I'm tempted to say that the only people who truly understand democracy are cops and criminals, but like I said I don't want to invalidate other worlds. The politician making back room deals, jockeying along formal and informal networks of power, and appeasing constituencies with varying degrees of influence, is the only one to understand democracy from a certain perspective; and the first-time voter, full of excitement, solemnity, or hope, is privy to another unique vantage on democracy. What bugs me is that this latter person has no idea that no matter how she votes, someone's friend is still going to be in a prison cell pissing blood.

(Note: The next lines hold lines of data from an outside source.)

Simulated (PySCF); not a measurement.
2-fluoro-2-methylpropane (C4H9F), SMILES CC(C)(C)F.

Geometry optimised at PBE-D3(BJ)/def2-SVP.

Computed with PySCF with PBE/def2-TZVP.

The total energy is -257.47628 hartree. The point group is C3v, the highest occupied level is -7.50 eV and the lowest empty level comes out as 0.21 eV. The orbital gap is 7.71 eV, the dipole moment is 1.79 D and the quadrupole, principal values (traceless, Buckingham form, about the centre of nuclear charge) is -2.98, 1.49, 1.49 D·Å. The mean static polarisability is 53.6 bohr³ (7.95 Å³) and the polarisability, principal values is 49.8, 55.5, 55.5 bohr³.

The things I'm talking about are not exceptional. In my world they occur all the time. This particular protest happened. It was a solidarity march for the struggle taking place in Greece right now. There, at the beginning of December, police shot and killed a 15-year-old in an anarchist neighborhood. Thanks to cultural differences (the Greeks liberated themselves from a dictatorship 30 years ago, which is something the Americans haven't done in 250 years) the Greeks have not yet conceded police the right to kill whenever they want, like police are allowed to do in the US and most other countries. They also understand that the police are not a random collection of individuals but an institution created by and serving the powerful. They recognize that it is never rich investors getting killed by police, only immigrants and radicals. So, they responded appropriately, not circulating a petition asking for this one cop to be fired, but by attacking police stations and banks, and taking over TV and radio stations to reclaim the power to explain themselves. Hundreds of thousands of people have been participating, students, workers, older generations, pouring out onto the streets. When the cops filled the air with tear gas, they set fires to counteract the gas. If media in other countries covered this at all, it was without context, without understanding, only disjointed images of fires woven into a prefabricated moralistic tale of Chaos. And around the world, people have been attacking Greek consulates and banks, maybe in your city too. Because in our world, an injury to one is an injury to all, and the authorities who want our obedience are not about to stop killing us, imprisoning us, and torturing us.

Around the same time cops in Greece killed that kid, cops in the US, Georgia I think, shot another black boy to death. Folks in his neighborhood did the honorable thing and rioted, but as far as I read there weren't any other ripples in the whole country. Why not? People don't seem to believe police should have a right to kill people, because they lie to themselves and insist that police don't have that right, they create a make believe world for themselves in which if someone, anyone, commits a murder, he is punished. I don't think anyone actually lives in the Real World-- it's too pathologically twisted and dishonest a place and it would require so much psychological fragmentation and displacement I think it would drive anyone insane. What I really want to know is, what is the relationship of everyone else's world to the Real World, and how do other people negotiate the inevitable contradictions? How do other people explain how every day prisoners are being tortured and cops are killing people, and why is this so underreported? What do people see as their own role in this daily disaster? How can I build bridges between my world and the worlds of other people who care, who are sincere, who are trying, but who see the problems from another perspective?

Thanks for reading my thoughts. I look forward to hearing your own.